The Act establishes the New Jersey State Board of Home Improvement and Home Elevation Contractors. The board will be composed of nine New Jersey residents, including licensed home improvement contractors, members of the public, and trade association representatives. The board is tasked with developing new training, education, and experience standards, as well as a code of ethics for new home improvement contractors.

The board’s members are to be appointed no later than April 1, 2024, and must organize within 60 days after their appointment and, thereafter, meet at least once a month.

Six months after the board promulgates its rules and regulations, any individual performing home improvement or elevation services in the State must be licensed by the board. Further, the education and training requirements set forth in the Act will become effective “on the first day of the twenty-fifth month next following enactment,” which will not be until February 1, 2026.

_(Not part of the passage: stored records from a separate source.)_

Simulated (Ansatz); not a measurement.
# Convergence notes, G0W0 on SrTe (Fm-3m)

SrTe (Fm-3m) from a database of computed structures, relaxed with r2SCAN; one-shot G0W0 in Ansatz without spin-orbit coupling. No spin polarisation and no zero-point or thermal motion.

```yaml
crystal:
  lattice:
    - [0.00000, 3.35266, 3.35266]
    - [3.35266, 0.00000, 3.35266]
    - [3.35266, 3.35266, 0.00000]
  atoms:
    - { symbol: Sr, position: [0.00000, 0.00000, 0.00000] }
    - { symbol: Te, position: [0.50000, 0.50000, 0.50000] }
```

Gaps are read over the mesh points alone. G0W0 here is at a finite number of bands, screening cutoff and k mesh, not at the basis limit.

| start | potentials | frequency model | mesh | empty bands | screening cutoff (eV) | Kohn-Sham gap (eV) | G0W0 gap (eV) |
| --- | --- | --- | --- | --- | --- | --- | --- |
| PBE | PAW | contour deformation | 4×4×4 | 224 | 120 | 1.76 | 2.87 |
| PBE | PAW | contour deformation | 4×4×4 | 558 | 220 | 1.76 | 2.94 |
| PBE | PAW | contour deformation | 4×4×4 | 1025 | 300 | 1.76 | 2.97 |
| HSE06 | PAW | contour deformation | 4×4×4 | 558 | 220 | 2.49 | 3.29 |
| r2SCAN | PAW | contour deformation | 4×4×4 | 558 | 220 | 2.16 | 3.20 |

Although existing licensed home improvement contractors in the State will be grandfathered in, new license applicants will be required to complete an apprenticeship, attend a trade school, or have at least two years of supervised experience performing home improvement services. Additionally, new applicants will need to pass an exam to become licensed by the board. Further, and critically, licensees will be required to maintain insurance, as well as a “compliance bond, letter of credit, or securities, moneys or other security” with the board worth at least $100,000 to cover any potential claims by consumers. If any claims are paid out from the compliance bond, letter of credit, securities or other monies, they must be replenished by the licensee.

While the new law will take some time to implement, home improvement and home elevation contractors should become acquainted with the Act and keep their eyes on the regulations as they become proposed by the board and ultimately take effect.   We will continue to monitor the new licensing requirements as they fully develop.